Fibre to the Home grows slowly in Europe
Fibre to the Home (FTTH) is striving ahead in Asia with three countries seeing penetration of the service to more than 20% of households (South Korea - 31.4%, Hong Kong - 23.4% and Japan 21.3%). These figures are impressive, and help to show how poor the deployment is here in Europe, with our region now only recently having reached a total of one million connections. By comparison, Japan now has 11 million subscribers.
The most fibre prominent area of Europe is Sweden with 7.1% of homes connected, followed by Norway with 6% and Denmark 2.1%. There were three newcomers to the list of countries that have a FTTH penetration of more than 1% since July 2007 and these were Slovenia, Iceland and Singapore. More statistics and graphs are available from the Fibre to the Home Council.

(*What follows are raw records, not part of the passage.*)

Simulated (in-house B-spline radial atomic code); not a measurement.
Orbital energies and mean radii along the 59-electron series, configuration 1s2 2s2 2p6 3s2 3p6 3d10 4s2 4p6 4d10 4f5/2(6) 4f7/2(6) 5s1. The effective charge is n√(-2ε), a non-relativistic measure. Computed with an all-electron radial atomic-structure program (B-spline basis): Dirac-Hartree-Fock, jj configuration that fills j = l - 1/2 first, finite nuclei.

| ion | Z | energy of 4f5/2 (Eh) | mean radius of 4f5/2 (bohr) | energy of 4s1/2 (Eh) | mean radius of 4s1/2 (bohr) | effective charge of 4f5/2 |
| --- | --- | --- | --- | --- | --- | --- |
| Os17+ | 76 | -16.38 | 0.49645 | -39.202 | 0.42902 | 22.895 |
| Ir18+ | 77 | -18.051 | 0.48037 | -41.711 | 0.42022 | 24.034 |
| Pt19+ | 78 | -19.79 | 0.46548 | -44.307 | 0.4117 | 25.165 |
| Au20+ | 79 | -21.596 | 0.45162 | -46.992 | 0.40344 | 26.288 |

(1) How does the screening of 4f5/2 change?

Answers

The Register have also uncovered an interesting fact that few FTTH deployments seems to be run by Telecom operators. Only France Telecom, Iliad (also French), Telekom Slovenia and Orange in Slovakia are leading the way from the telecom sector with most deployments being run by power utility companies or local authorities. Where government gets involved, there is the ability to create a more open network, not owned by a single telecoms company, allowing for the opportunity of competition to be created in the local network immediately. A report by IDATE details the current FTTH situation across Europe. Of course, the UK gets little mention in much of this as there are no widespread plans for deployments. The government is taking note by looking into the future of our broadband connections and there are some projects in the pipeline, such as H2O's fibre network via the sewers, that should help get the ball rolling.